Day 5 Birmingham

Matthew Collins - 19 05 09
UB40 and the HnH bus crew

UB40 and the HnH bus crew

When you’ve sold as many records as UB40 have (we’re talking millions), it could be easy to get a little blasé, and move to the country and live in a big house away from your roots. People have done it for less.

With UB40, this has refreshingly not been the case. Aside from the very nice cars in the car park of their studios in Birmingham’s back streets, this is a band that is still refreshingly grounded in the city where they rose from the dole queues to Top of the Pops. (Some of our younger readers may not be aware that ‘UB40’ was the proof of unemployment form for millions of Britons in the 1980s under Margaret Thatcher.)

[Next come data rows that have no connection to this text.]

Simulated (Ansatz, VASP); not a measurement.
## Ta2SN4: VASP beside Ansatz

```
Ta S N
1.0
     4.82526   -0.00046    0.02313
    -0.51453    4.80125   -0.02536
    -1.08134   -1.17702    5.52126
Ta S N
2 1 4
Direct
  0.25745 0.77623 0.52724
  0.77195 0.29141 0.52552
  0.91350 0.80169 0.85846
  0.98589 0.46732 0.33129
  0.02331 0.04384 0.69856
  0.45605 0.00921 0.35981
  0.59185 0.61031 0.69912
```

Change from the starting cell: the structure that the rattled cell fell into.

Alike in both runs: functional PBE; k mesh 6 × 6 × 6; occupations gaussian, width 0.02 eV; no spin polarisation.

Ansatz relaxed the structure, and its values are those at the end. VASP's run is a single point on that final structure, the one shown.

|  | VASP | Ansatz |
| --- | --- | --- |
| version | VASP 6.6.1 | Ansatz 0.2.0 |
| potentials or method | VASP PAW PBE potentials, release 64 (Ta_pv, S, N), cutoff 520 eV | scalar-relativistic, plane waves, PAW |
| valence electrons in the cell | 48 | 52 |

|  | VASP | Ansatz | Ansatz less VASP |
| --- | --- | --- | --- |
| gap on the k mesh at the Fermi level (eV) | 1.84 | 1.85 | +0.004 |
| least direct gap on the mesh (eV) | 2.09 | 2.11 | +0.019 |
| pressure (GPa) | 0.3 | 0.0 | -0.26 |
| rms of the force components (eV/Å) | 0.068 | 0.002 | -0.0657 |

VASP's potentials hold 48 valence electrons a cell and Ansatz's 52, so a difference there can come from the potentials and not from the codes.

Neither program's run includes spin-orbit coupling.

The conversation has apparently not changed much either. While they’re sitting together out of what they safely assume is earshot, they’re discussing Children’s Television comedy act The Crankies.

Norman Hassan, the band’s percussionist and backing vocalist, obliges our bus driver Kevin with a tour of the studio where they are playing back the recording they made of the gig they did in Bordeaux two nights before. Norman is a large man and Kevin’s not too small, but Norman’s got Kevin in a firm grip. "We sound great, don’t we?" he asks, roaring with laughter. Kevin agrees, because some thirty years after they started, UB40 did still have what it takes. Norman’s happy with Kevin’s answer and the tour of what can only be described as a labyrinth of UB40 mementos continues.

Saxophonist Brian Travers decides when it is time to brave the rain outside to get onto the bus and before long the seven of them are crammed on the top deck’s sofas surrounded by two cameramen, three journalists and two photographers.

Drummer James Brown begins the debate about a BNP Britain by complaining that there would be room for little else bar Morris Dancing. The rest of the band chirp in en masse about the contribution of black music to British music, "way back it goes, you go back as far as you want and there is that influence all the way through British music," says Travers.

"We’re a reggae band, obviously, but I like to think of us as a political band. Certainly our roots are political, we started playing music together when there was the National Front who stood against everything we believed in.

"I went to the Rock Against Racism Carnival at Victoria Park and from there I really understood that I was a white man in a reggae band, from Birmingham, and there were people who totally hated that, totally hated what music can do for you. The racists have never liked music and have never liked this band, and that is an honour."

While Travers and Brown dominate the interview (and in Travers’s case incredibly self-deprecating wit) the rest of the band are not without their own views.

Brown is particularly concerned about communities and how they can change almost immediately and become divided. He particularly dislikes faith schools. "We have to live together and this has to start at school. My class at school was a rough mix of black, Afro-Caribbean, Irish and Asian kids and that was the way it should be."

Certainly, despite some changes in personnel over the years, this does feel very much like a school band. As we disembark, Travers is still talking about voting and the wide choice of parties to vote for. "Why choose the BNP, when there are other parties you can use to send a message to the people in power?

"Sending a racist message is the wrong message," he says, propping himself like Fred Astaire on his umbrella. Then as the band shot begins, Norman Hassan opens a UB40 umbrella to howls of excitement (and some derision) from the band. "I’ve been keeping this" he tells me, "for a special day like today".

Curious as to how he managed to be both a Norman and a Hassan, Hassan is delighted to tell me he has a Welsh mother and an Arab father. "That’s why I’m in this band, I wouldn’t want to play with anybody else. Just look at the pictures you’ve got. We’re an assortment of modern Britain."